|
More Data Integrity Issue: Docs out of Order
Hi, One work around that seemed to resolve the issue was to: ****ADD To SegmentMerger just before "docs out of order" check. Atleast putting a check would not corrupt the segments and would Created an attachment (id=15405)
Analysis of corrupted segments and suggestions. Arvind, thanks for following up on this issue. From your report I can see that
the index really ends up containing invalid data, but I've never even seen this happen myself. Could you please put together sample code that gets the index in this state? I've never seen this... can anyone reproduce with Lucene 1.9?
CCing this to Arvind's email... 2 years later, I still haven't seen this error.

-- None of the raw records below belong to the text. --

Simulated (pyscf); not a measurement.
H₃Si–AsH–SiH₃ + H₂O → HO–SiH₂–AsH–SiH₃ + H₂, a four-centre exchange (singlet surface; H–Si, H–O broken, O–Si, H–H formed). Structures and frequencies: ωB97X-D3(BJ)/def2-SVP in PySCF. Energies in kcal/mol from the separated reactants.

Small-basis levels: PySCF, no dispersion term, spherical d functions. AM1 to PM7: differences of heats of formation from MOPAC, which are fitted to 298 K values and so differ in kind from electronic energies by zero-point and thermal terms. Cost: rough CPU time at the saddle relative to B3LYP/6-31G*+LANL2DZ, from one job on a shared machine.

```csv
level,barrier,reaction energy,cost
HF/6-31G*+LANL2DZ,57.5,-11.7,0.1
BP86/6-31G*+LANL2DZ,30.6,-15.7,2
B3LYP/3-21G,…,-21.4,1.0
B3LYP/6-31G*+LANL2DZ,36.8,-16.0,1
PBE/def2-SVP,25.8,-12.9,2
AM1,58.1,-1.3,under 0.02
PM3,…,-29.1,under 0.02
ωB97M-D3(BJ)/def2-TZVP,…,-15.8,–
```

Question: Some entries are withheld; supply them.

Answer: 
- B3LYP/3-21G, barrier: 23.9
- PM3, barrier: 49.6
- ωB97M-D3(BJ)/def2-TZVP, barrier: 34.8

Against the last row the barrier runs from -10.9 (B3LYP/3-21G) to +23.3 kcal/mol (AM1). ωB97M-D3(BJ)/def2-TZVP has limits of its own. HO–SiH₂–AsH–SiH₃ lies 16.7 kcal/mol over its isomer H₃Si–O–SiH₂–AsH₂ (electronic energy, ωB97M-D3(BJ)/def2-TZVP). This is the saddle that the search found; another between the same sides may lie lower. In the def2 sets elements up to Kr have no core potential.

First I think that Lucene is great and it manages to do an incredible job. However, this issue is also causing us significant problems. We originally had an AOP interceptor that would update documents in our HTTP threads however when we started to see this issue we were concerned that it was caused by multiple threads accessing the index at the same time. We put extra concurrency controls on the updates using the LuceneIndexAccess API that was posted into bugzilla by another user. This issue still remained after we added the extra concurrency control.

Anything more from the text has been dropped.